One limitation of this website is that it doesn't delineate the breakdown of salaries greater than $200,000. This might not seem to matter, except that in this tiny fraction of people most of the wealth is concentrated, and the further to the right of the wealth-vs.-number-of-people graph one goes, the steeper the curve.

A site which gives a better idea of this graph, which looks like a reverse letter "L", is called just that: The L-Curve. The L-curve site focuses on America alone. Since America has a median income of $40,000, it's like taking the final three person icons on the Global Richlist site (the top 3% of all earners) and expanding them in detail. The results are shocking.

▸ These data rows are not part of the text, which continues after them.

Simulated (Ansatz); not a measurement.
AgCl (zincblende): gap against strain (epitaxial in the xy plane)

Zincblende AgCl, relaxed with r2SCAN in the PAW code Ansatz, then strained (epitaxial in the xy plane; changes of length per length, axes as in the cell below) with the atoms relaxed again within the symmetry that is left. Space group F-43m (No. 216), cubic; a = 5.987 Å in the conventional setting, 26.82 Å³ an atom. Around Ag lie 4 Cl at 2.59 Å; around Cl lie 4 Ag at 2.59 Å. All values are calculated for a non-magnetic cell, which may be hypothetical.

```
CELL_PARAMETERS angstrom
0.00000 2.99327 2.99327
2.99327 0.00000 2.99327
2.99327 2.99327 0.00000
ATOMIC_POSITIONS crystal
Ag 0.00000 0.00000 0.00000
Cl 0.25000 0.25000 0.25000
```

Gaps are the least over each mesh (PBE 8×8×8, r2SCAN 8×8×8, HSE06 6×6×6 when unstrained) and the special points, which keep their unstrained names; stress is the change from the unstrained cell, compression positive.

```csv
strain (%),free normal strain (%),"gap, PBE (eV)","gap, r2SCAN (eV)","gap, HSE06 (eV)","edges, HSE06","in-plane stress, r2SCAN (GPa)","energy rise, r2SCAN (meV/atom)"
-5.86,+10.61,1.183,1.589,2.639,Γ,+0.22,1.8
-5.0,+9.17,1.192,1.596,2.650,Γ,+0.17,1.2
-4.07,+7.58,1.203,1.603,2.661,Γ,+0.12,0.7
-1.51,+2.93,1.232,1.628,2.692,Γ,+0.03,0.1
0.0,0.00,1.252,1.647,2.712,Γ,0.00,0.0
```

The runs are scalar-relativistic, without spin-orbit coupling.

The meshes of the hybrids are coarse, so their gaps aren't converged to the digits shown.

If income is stacks of $100 bills, America's median of $40,000 is a stack 1.6 inches high. For an income of $100,000, the stack is 4 inches high; for $1 million it is 40 inches high. $1M is reached at "one foot from the goal line"; population is plotted along a football field with the median income at the 50-yard line. One has to zoom out to appreciate the full scale. At $1 billion worth of income, the stack is 1km high. Using what it says was an estimate of Bill Gates's greatest increase in net worth in 1 year of $50 billion, the final stack of bills is 50 kilometers high.

I went to Forbes.com to confirm this. While wealth is not equal to income, the spread is the same. As of 2010:

-There are 1,011 billionaires

-The richest 51 billionaires control over $1 trillion dollars

-The world's 3 richest men control assets greater than the combined GDP of the world's 71 poorest countries (using CIA - The World Factbook, 2009)

-If one of these men lost money because of diarrhea in commensurate fashion to my 2-day loss, that bathroom break would cost him...one billion dollars.

Unsettling, to say the least.

So. Clearly we non-billionaires don't at this time have the power that money commands. On the other hand, there are 1000 of them, and more than 6 billion of us. I cannot help but think of the Jimi Hendrix quote, “When the power of love overcomes the love of power, the world will know peace.”

Such are the reflections of an unquiet stomach, which as I write is quieter already.